Ballet Review: Joburg Ballet’s Don Quixote – Powerful Partnership, Or Orchestrated Enjoyment

October 18, 2023




Joburg Ballet: Don Quixote / Staged by Angela Malan / The Mandela, Joburg Theatre, Braamfontein, Johannesburg


All classical ballets involve stories within stories, and Don Quixote features, among others, the interwoven tales of the eponymous hero (if such he is, as a well-meaning but deluded old codger wandering across the countryside), the romance between Kitri and Basilio and the conflict between their backgrounds, and the other smaller narratives involving dreamed-up dryads and more.

But, in an exuberant, beaming production of a ballet that is well-known but perhaps sometimes undervalued because of its cheerfully frivolous plot, perhaps the most thrilling secondary story in the performance under review was the fresh and exciting partnership between regular (and popular – there are loud cheers as he steps onto stage) soloist Ruan Galdino as Basilio and Darragh Hourrides, in her debut lead role, as Kitri.
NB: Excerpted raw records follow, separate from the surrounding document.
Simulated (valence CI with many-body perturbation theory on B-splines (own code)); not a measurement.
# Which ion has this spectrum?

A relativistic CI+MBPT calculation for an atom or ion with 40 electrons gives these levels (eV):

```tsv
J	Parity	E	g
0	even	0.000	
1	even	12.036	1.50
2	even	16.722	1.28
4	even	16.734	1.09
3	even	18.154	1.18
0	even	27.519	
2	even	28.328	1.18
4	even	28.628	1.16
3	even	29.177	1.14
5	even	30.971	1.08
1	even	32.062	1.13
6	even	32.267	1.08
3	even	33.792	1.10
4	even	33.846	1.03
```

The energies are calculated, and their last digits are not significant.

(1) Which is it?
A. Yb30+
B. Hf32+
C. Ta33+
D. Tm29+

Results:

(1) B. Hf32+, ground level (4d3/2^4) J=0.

Initially, the prospect of watching a new lead featured partnership (albeit between long-time colleagues) is intriguing, but there is more to it than that. Galdino suffered a debilitating ankle industry fairly recently and has done incredibly well to be on stage for this production at all – and it would be foolish to assume that audiences would not be at least a little nervous watching him doing jumps and lifts. And with Hourrides picking up not only the extra responsibility of the lead role but also the technical and physical challenges, the quality and intensity of her response would be unavoidably under the microscope.

Happily – for the dancers themselves, the company (still in transition in terms of major changes in administrative staff) and the audience, the pair more than just pull it off. They both excel technically, with one seconds-long lift in particular providing proof of either Galdino’s progress in healing or his high pain threshold and both matching the other for emotional expression, both in passion and in entertaining, wordless acting using their faces and bodies.

Other individual highlights include Craig Pedro’s outrageously camp Gamache, who steals every scene he’s in; Cristina Nakos as a sultry Mercedes; Chloe Blair, who makes Cupid Variation the unmissable focus of the Dream scene; and Gabriel Fernandes, whose Espada has a strut and a panache to go with a sensational sneer.

Having the Johannesburg Philharmonic Orchestra in the pit improves an already delightful experience by several levels. If you’re lucky enough to sit near the front, it’s possible to feel the vibrations of the massed strings, horns and percussion, and appreciating the musicians’ sublime skills at the same time as you regard the athleticism and flair of the dancers means the magic of sitting in a theatre feels immediately present from the opening scene onwards.